This week will feature Part I of II blogs detailing the connections between CI founder Steve Paxton and radical feminist Yvonne Rainer.
Ch. I Part III. Contact Improvisation and Feminist Influences
As a white, unconsciously ambiguous artist, oblivious to art world sexism and racism and ensconced in dancing (a socially acceptable female pursuit), I started reading…Sisterhood is Powerful…Scum Manifesto and…Dialectics of Sex. I had never thought of myself as belonging to an oppressed group – nor privileged one, for that matter – especially as I began to achieve recognition.[1]
These words belong to Yvonne Rainer, a colleague who danced alongside Paxton under Cunningham and in the Judson Dance Theatre. She became intimately involved in the women’s rights movement and declared herself a “political lesbian.”[2] She is today renowned as the quintessential feminist performance artist, and has received the prestigious MacArthur Foundation Fellowship in 1990 and two Guggenheim Fellowships. She is widely known for her solo dance “Three Seascapes” (1962), in which the female dancer performed a screaming fit downstage in a pile of gauze and a black overcoat. Sally Banes notes that critics have understood Rainer’s piece as feminist in the sense that the screaming dancer’s actions “…may be seen as a critique of hysteria – that is, of the female dancer’s image as gripped by out-of-control emotion.”[3] This criticism of hysteria is common to many feminist writers of the time period including the author of one of the above-mentioned texts, Shulamith Firestone.
Yvonne Rainer on the cover of her autobiography, Feelings Are Facts.
In 1970, Paxton joined the Grand Union improvisational dance company spearheaded by Yvonne Rainer. The Grand Union was a collective of nine performers, many of whom had danced together for many years, like Paxton and Rainer, who gathered to investigate dance, theatre and performance.[4] Rainer’s piece entitled Continuous Project-Altered Daily (CP-AD) was the pivotal work that led to the consolidation of the group. CP-AD was named to describe the ever-changing process that was the “show” seen by audiences. This “show” entailed an anarchic, free-associative performance with dialogue, props, costumes and music. The show was an exploration of the dance-making process, which included both improvisation and choreography, as well as pedestrian and professional movement.
Steve Paxton
The organization of the Grand Union allowed members to “participate equally, without employing social hierarchies in the group.”[5] Paxton thoroughly enjoyed “…the development of trust within the group, the necessary precondition of mutual agreement for dependency, the pleasure of establishing firm communication and sharing explorations.”[6] He was critical of the dictatorial hierarchies that were often imposed within traditional ballet, modern and even post-modern dance companies. He wrote: “It was the star system. It is difficult to make the general public understand other systems, inundated as we are with the exploitation of personality and appearance in every aspect of theatre. Though this basic poverty of understanding on the audiences’ part is a drag, unique and personalized forms have been emerging, such as those seen in…the Grand Union.”[7] Yet again, Paxton prioritized the opening up of new “systems” of movement beyond the exploitative nature of commercial dance in a capitalist society.

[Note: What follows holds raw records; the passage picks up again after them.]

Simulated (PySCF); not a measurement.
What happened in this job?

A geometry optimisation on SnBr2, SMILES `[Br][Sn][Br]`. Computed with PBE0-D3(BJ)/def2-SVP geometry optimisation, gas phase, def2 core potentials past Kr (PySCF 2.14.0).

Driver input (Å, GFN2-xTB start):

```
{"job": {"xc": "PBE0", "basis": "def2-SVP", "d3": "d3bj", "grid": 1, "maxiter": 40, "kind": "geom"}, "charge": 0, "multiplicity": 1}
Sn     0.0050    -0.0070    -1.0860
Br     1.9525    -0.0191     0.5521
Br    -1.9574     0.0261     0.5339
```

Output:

The performances by the Grand Union would last for several hours often with no set beginning or end; the audience would ebb and flow. Grand Union performances were opposed to the commonplace paradigm of dance shows that relied on stylized manipulation of dancers’ bodies to entertain audiences. The emphases put on democratic leadership and decision-making led to performances in which no single dancer was the “star,” which also broke from the traditional dance show paradigm. The “star” was the spontaneous process itself that manifested onstage, a process that had been previously discussed and conceptualized in a democratic manner and a process that gave, according to Sally Banes, “…permission for the dancers to make choices and exercise freedom within an overall structure.”[8]
With such a high level of cooperation and exchange, Yvonne Rainer’s feminist practices that were anti-hierarchical and overtly anti-sexist become more than perfunctory detail and venture into the realm of purposefully influential. Rainer was a self-proclaimed “political lesbian” who responded to Audre Lorde’s famous quote: “You can’t dismantle the master’s house using the master’s tools” with “You can, if you expose the tools.”[9] The main “tools” that Rainer may have been referring to are the patriarchal organization of society and commercialization of nearly every facet of humanity that, through art, can be exposed and symbolically challenged and changed. The political exploration and experimental dance processes spearheaded by Rainer and complimented by her feminist ideology epitomize the early work of the Grand Union, and strongly influenced the work of Paxton who was often featured in Rainer’s work and often used Rainer in his own pieces.
[1] Yvonne Rainer, Feelings Are Facts: A Life (Cambridge, MA: The MIT Press, 2006), 385-386.
[2] Ibid., 437. The full quote reads: “Through most of the 1980s, in close friendships with a number of younger lesbians, determined not to enter into any more ill-fated heterosexual adventures, and already showing up at Gay Pride parades, I was calling myself a “political lesbian.”
[3] Banes, “Feminism and American Postmodern Dance,” 36.
[4] Sally R. Banes, “Grand Union: The Presentation of Everyday Life as Dance,” Dance Research Journal 10 (1978): 43.
[5] Steve Paxton, “The Grand Union,” The Drama Review (1971): 130.
[6] Banes, “Grand Union: The Presentation of Everyday Life as Dance,” 45.